Television is a medium driven by writers, but James Strong deserves some credit for his direction here. The Doctor and Donna's near misses are all nicely choreographed as is their eventual, silent meeting on the opposite sides of two glass windows. This episode also put some of my fears about Tate to rest. She broadly plays some of her comic moments but she becomes a pretty deft foil for Tennant and when she talked to her grandfather about yearning to see the stars, I believed her. She seems like the right companion for our Doctor at the moment, too. After realizing how much damage he'd done to poor Martha, it's easy to see why he'd want a sidekick with no strings attached: no romantic expectations and no real life to wreck (unless hanging around to be abused by her aunt counts as a life.) I can see this working.
We also catch The Doctor in a rare introspective moment. Alone on the TARDIS, he has no one to talk to but, after 900+ years, he's started to question whether his habit of taking on companions is really fair to his tagalongs. It looks like he has a lot of thinking to do this year.

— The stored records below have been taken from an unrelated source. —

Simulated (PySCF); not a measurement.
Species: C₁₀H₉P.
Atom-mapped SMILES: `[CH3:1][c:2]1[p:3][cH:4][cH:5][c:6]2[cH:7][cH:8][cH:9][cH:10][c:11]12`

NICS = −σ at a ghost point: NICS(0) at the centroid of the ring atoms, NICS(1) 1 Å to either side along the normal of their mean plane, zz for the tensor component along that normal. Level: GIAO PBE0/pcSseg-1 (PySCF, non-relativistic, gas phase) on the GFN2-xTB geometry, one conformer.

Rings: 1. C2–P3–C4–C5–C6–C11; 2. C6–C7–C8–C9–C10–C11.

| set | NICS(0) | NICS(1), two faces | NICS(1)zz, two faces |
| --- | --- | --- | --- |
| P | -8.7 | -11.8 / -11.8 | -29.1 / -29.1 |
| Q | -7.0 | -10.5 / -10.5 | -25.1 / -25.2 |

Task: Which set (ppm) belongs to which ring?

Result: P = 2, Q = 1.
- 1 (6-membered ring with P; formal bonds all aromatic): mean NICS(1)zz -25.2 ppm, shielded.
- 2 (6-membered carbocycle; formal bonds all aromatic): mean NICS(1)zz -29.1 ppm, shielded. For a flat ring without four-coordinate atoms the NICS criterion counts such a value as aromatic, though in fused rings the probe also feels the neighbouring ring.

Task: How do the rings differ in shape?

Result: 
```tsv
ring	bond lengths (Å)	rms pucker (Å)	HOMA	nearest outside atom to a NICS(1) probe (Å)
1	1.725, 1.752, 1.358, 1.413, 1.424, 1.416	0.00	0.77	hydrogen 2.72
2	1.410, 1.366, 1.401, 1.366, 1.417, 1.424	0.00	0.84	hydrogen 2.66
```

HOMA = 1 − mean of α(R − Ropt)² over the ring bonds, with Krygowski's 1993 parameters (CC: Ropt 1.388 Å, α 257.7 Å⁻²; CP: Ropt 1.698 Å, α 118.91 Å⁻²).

As for this episode, the basic plot's simple and fairly light with some nice villainy from Sarah Lancashire, an actress who first became famous on the long-running soap Coronation Street. (Yes, I had to look that up.) Her arrival would seem to be the first of several to tie into various bits of oddness happening around the world, including the disappearance of bees. I've got a theory about that, too, the bees might be disappearing because…. OMG! Did you see Rose? That was totally her at the end! What does her reappearance mean?
Looks like we'll have to stop by Pompeii before we find out.